Cohen's work as a producer includes To Kill a Tiger (2024, nominated Academy Award for Best Documentary), Ai Weiwei's Human Flow (2017, short-listed Academy Award for Best Documentary), [5] [6] Hooligan Sparrow (2016, short-listed Academy Award for Best Documentary ), [7] [8] [9] [10] Ai Weiwei: Never Sorry (2012, short-listed Academy Award for Best Documentary ), [11] [12] [13] and The World Before Her (2012, Best Documentary Feature, Tribeca Film Festival).
Born and raised in Manhattan, Cohen attended Trinity School in New York City until the 9th grade, after which he pursued an alternative education.
In 1986, he landed a job in the sound department at Dino De Laurentiis’ non-union studio in North Carolina. After the boom operator broke his leg, Cohen operated the boom for the Freddie Fields produced, Bruce Beresford directed film Crimes of the Heart (1986) starring Diane Keaton, Jessica Lange, Sissy Spacek, and Sam Shepard. [14]

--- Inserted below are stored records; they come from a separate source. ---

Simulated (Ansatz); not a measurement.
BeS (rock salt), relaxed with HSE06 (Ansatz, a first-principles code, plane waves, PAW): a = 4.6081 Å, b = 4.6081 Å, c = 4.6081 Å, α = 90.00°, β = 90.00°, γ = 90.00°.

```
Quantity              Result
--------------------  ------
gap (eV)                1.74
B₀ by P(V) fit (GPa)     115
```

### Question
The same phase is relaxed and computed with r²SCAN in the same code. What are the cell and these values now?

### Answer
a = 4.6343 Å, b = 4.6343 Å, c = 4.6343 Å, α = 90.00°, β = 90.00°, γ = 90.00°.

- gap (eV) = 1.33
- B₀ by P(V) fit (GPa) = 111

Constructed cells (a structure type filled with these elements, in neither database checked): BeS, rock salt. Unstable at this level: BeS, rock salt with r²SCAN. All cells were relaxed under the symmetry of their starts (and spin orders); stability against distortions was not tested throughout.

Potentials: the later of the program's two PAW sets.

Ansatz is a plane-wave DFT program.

He produced and co-wrote his first film in 1996, Gaylen Ross' Dealers Among Dealers, [15] [16] about the New York City diamond business. Cohen would later co-write and produce Ross' 2008 documentary Killing Kasztner on the life and assassination of Rezso Kasztner. [17] [18]
From 2010 to 2021, Cohen directed and wrote a nine-part series of short films on China's leading contemporary artists in collaboration with Art Asia Pacific for which he is a contributing editor. [19]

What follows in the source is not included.